Microsoft patents a method to “computerize the human body” and use it as a conduit for power transmission, data surveillance and control

Microsoft’s latest innovation in computer science seeks to “computerize the human body” and use people as conductive mediums to transmit power and data. This system will be able to collect intimate information from the body for surveillance and data analysis and ultimately for remotely controlling people’s behaviors and thoughts. By computerizing the human body and digitizing every impulse, motive and behavioral pattern, humans become hack-able creatures whose perception can be controlled through emotional and sensory stimulants transmitted directly back to them.

Patent US6754472B1 lays out Microsoft’s plans for using humans as an apparatus for distributing power to devices coupled to the human body. By using the human body as a power source and connecting people to peripheral devices, Microsoft can turn the human body into a computer network. Corporations can then extract data and stimulate human senses, all while exposing the internal organs and cellular systems to EMFs. As the human body becomes computerized, corporations can then communicate messages and use official narratives to guide people’s behavior. By providing a constant stream of data, humans will be controlled by the very devices that are coupled to their computerized body. As the technology advances, these power and communication signals may be transmitted from one body to another through touch.

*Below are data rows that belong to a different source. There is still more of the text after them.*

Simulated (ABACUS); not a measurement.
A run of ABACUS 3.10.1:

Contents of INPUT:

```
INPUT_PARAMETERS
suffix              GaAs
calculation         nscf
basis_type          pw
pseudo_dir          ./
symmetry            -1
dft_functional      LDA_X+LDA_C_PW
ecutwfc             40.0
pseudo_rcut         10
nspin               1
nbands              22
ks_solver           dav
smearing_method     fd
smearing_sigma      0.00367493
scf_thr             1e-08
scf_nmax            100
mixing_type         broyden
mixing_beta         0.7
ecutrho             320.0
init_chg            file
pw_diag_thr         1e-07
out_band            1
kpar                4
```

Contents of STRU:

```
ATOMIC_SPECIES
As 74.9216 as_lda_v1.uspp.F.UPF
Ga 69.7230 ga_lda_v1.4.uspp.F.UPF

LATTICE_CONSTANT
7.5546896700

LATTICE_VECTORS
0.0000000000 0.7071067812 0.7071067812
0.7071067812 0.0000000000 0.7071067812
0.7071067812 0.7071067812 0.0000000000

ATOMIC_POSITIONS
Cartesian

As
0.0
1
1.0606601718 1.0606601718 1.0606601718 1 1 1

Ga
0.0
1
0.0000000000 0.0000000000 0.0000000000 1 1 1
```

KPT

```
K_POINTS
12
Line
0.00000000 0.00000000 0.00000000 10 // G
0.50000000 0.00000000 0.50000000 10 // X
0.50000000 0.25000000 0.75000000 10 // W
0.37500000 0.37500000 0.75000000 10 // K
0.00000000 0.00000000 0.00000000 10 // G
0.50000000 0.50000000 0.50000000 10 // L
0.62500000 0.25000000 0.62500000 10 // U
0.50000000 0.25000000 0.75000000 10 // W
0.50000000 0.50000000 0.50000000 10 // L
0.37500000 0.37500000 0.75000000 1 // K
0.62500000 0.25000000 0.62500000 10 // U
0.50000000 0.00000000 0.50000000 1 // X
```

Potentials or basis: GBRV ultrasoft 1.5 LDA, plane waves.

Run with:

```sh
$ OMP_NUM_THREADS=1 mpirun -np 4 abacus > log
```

This invention will not require the use of wearable devices that have a direct interface. This invention can also include multiple wearable microchips that do not have a direct interface. Instead, these microchips can be used as relays across the body, collecting and transmitting data, power and information to the user. In one example, earrings could be used to measure the person’s pulse rate or they could deliver sound to the ear using a cell phone stored in the person’s pocket.